Walk Me Through an LBO – Step-by-Step Interview Answer
The 30-Second Answer
“In an LBO, a financial sponsor acquires a company using a combination of debt and equity. You build a sources and uses table to fund the purchase. The target’s free cash flows service and pay down the debt over a 5–7 year holding period. The sponsor exits via a sale or IPO and earns a return through three drivers: EBITDA growth, debt paydown, and multiple expansion. The key metric is the equity IRR, typically targeting 20%+ for PE funds.”
Step 1: Determine the Purchase Price
The purchase price is typically expressed as an enterprise value based on an EV/EBITDA multiple. For example, if a company generates $100M in EBITDA and the purchase multiple is 8.0x, the enterprise value is $800M. Add transaction fees (advisory, financing, legal — typically 2–5% of EV) to get total uses of funds.

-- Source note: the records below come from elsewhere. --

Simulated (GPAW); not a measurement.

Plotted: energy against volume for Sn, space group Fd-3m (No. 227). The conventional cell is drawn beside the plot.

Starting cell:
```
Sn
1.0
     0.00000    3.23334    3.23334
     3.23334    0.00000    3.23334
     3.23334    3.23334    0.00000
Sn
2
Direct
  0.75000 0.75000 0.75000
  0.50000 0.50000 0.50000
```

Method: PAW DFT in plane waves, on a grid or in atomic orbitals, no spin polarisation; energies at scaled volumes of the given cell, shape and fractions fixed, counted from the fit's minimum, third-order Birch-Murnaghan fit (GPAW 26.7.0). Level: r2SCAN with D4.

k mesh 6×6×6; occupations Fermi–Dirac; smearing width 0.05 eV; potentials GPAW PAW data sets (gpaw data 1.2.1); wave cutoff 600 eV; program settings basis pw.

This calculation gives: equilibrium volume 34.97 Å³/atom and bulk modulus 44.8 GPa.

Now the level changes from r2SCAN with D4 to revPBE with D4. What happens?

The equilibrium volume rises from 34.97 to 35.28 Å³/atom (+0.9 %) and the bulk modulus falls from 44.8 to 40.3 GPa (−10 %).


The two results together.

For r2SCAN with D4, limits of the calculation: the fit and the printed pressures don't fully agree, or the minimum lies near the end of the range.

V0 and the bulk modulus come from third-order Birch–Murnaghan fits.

Step 2: Build Sources & Uses
The sources side shows how the deal is financed — a mix of debt tranches and sponsor equity. The uses side shows where the money goes.
| Sources | Amount ($M) | Uses | Amount ($M) |
|---|---|---|---|
| Senior Secured Debt (4.0x) | 400 | Enterprise Value | 800 |
| Subordinated Debt (1.5x) | 150 | Transaction Fees | 40 |
| Sponsor Equity | 290 | Financing Fees | — |
| Total Sources | 840 | Total Uses | 840 |
Total leverage here is 5.5x EBITDA ($550M debt ÷ $100M EBITDA). Typical leverage for mid-market LBOs ranges from 4.0x to 6.0x depending on the industry and credit environment.
Step 3: Project Cash Flows and Debt Paydown
Project the target’s free cash flow over the holding period (typically 5 years). Use FCF to pay mandatory debt amortization and optional prepayments. The more debt you pay down, the more enterprise value accrues to equity holders at exit.
Key projection inputs: revenue growth, EBITDA margins, capex as a percentage of revenue, working capital changes, and interest rates on each debt tranche. Conservative assumptions win in interviews — sponsors want downside protection.
Step 4: Model the Exit
Assume the sponsor sells the company after 5 years at an exit multiple. If EBITDA has grown from $100M to $140M and you exit at the same 8.0x multiple, exit enterprise value is $1,120M. Subtract remaining net debt to get exit equity value.
Step 5: Calculate Returns
The two key return metrics are:
If the sponsor invests $290M in equity and exits with $700M after 5 years, MOIC = 2.4x and IRR ≈ 19%. PE firms typically target a 2.0x+ MOIC and 20%+ IRR.
The Three Return Drivers
| Return Driver | How It Works | Reliability |
|---|---|---|
| EBITDA Growth | Revenue growth and margin expansion increase exit enterprise value | Moderate — depends on execution and market |
| Debt Paydown | FCF used to repay debt shifts value from lenders to equity holders | High — controllable through cash flow management |
| Multiple Expansion | Selling at a higher EV/EBITDA than the purchase multiple | Low — depends on market conditions at exit |
What Makes a Good LBO Candidate?
Strong LBO targets share these characteristics: stable and predictable cash flows (to service debt), low capital expenditure requirements, a defensible market position, opportunities for operational improvement, an experienced management team, and tangible assets for collateral. Asset-light, high-growth tech companies are generally poor LBO candidates because their cash flows are volatile and they lack hard assets.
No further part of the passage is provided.